I was recently given some enormous, if somewhat bruised, windfall quinces. So as a great lover of cheese I decided to make some quince jelly, sometimes known as quince cheese. Suffice to say as soon as I wanted to make the jelly I couldn’t find a recipe. Then I found buried amongst all my other cookery books a slim volume called WI Book of Jams and other preserves written by Pat Hesketh and published in 1984. It has over 100 recipes tried and tested by the women’s institute.

So I turn to the page for Quince Cheese, on the same and facing page were recipes for cumberland rum butter, apple butter, marrow orange cream and bramble cheese. Fruit butters are a softer consistency than cheeses and are usually spiced and should be hermetically sealed. They are usually served as a spread. Cheeses are cooked to a stiff consistency and set in small moulds so that they can be turned out for serving and cut into wedges.
Quince Cheese
500g quinces chopped into roughly 1cm pieces
500g sugar
water
Instructions
- Wash the quinces and cut up into pieces
- Place in a pan and barely cover with water.
- Cover and cook until reduced to a pulp.

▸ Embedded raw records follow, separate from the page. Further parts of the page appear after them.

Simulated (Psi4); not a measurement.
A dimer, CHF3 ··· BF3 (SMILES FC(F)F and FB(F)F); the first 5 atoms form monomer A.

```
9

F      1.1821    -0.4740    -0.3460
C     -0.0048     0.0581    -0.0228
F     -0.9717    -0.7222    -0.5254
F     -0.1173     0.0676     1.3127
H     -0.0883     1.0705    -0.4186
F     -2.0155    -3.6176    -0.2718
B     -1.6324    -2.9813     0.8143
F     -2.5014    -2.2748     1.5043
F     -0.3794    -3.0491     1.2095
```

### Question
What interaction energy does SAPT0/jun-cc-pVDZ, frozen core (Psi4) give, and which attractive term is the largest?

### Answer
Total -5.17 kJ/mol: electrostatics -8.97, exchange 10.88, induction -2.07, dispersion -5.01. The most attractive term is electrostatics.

- Pour through a sieve and weigh the liquid. (discard what is left in the sieve).To each 500g of liquid add 500g of sugar.
- Cook over a low heat to dissolve the sugar.
- Continue cooking until a thick consistency is obtained.
- When a spoon is drawn across the base of the pan, it should leave a clean line.
- Pour into prepared moulds. I used small glass pots used for ‘Gu’.
- Make some fabric tops by cutting out circles with pinking shears.